By JOHN BLACKHAM*
Deutsche Bank's economic forecast for New Zealand projects that the only way for the country to reverse its increasing level of debt is to earn more. This, it concludes, is unlikely given that we are a commodity-dependent economy.
The alternative is to spend less and suffer a further fall in living standards - reductions in healthcare and other social services - and to continue our progress towards becoming a Third World country.
The only way to alter this picture is to lift the real value of our exports dramatically. It is insane to take comfort from an imaginary lift in agricultural export revenues caused by a devaluing dollar that puts us all in the international poorhouse.
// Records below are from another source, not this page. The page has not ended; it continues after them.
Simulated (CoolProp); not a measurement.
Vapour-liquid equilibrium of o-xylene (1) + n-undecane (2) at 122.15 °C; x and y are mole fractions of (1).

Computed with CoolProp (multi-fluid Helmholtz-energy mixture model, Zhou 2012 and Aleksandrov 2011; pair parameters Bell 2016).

To retain our best and brightest, we must be able to give them both the challenges and rewards that they can find in other countries.
Until we reverse our financial fortunes we will increasingly be seen as a source of cheap labour and, consequently, attract the low-paid jobs that other First World countries don't want.
When I arrived in New Zealand 25 years ago, one English pound cost $1.50. It now costs more than double that amount.
We, the New Zealand taxpayers, have just paid for a former Israeli Chief Scientist, Yigal Erlich, to come here to tell us how his programme dramatically improved Israel's fortunes.
Why don't we listen to him? His words were simple - invest in areas that provide a very high return, earn a lot of export revenue. Then we can own our own country instead of selling it piece by piece.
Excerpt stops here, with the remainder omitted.